There are significant risks to a property owner if that property is not carefully managed and the greatest is with those properties where the landlord is absent. Here are some of the more common risks:
Never meeting the prospective tenant. Despite all of the best background checks that might be done, there are risks when a landlord is unable to meet a prospective tenant face-to-face. Many people can look great on paper, but how do you know for certain that the paperwork they give you indeed belongs to them? Being able to check some things in person, like drivers’ licenses or other identity documents, is a more reliable way to know that the person who is renting your property is who they say they are. Landlords who manage from a distance risk not knowing the veracity of the person who has applied for tenancy and is more limited in their ability to verify the information presented. Additionally, it is more difficult for landlords who are absent from the area to conduct in-person tours of the property, or do a move-in checklist of the property’s condition, so that damages to which the security deposit can be applied are noted. A landlord will not know that damages were done by a tenant, if the landlord is not certain of the condition of the property when the tenant moved in.
Lawsuits. A poorly managed property that does not meet the legal standards of being fit for tenancy, or one that is managed without careful regard for the legal rights of the tenant, can cause the property owner to be sued. A lawsuit such as the one filed by Montrose, Texas tenant, Mark Kaufman against Harvey Horowitz of California can have devastating financial consequences for a property owner and could easily equal more than the sum total of any property management fees that the landlord would have had to pay to have the property managed by a local, competent management company.

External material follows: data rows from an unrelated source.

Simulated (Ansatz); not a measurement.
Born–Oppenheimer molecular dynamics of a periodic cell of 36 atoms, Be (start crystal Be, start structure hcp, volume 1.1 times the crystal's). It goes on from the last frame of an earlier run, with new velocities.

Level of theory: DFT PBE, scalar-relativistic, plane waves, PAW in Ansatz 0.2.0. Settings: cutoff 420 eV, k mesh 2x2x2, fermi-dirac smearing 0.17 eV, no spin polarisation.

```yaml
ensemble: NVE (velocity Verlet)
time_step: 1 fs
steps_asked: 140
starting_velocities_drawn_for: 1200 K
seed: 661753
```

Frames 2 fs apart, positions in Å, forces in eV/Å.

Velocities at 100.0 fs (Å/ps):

Destruction of property. Some comfort resides in tenants who know an owner is not going to just drive by and check on their property. In one case in Asia, the “trusted” tenants removed the entire house, brick-by-brick and the landlord was left with nothing but an empty lot. The neighbors were apparently not concerned, figuring that the tenant had the landlord’s permission to remove the house. This is clearly an extreme case of property destruction, but nevertheless, a landlord cannot rely on the vigilance of neighbors to ensure that a property is being properly cared for by a tenant.
Failure to maintain the home. Those areas of the home that are the tenants’ responsibility to maintain could be neglected if a landlord is not present to ensure that they are undertaken responsibly. Simple matters like mowing the lawn or removing snow, which are designated in the lease as responsibilities of the tenant, may be neglected or not undertaken properly. An absentee landlord will not know that these issues are not being taken care of, if the landlord is unaware of them because the landlord is not able to inspect the property.
Failure to hire competent repair professionals. Absentee landlords are less likely to know who might be the best local professionals to handle repairs and maintenance on their properties. Local managers, who are diligent about how they conduct their business on your behalf, make it their business to know who to hire for repairs and who can be trusted to make proper and guaranteed repairs to your rental home, so that your investment in it is secure.
Delays in making repairs or taking care of maintenance. Landlords who are not nearby the property they own may necessarily delay needed repairs or maintenance as they investigate who they might hire, get referrals and quotes, and make arrangements for the repair person to meet the tenant at the property. Successful property management companies make sure they keep copies of the keys to the property and make legal arrangements to enter it so that the repairs can be made, even if the tenant is not available to facilitate access to the property.
Lease Violations. Landlords who are not able to regularly inspect or drive by the properties that they own will likely not become aware of some rather serious lease violations, for example: if the tenant acquires a pet that is not permitted in the terms of the lease; if the tenant moves additional people into the home or sublets it without permission; or, if the tenant engages in a business out of the premises which is not permitted under the terms of the lease.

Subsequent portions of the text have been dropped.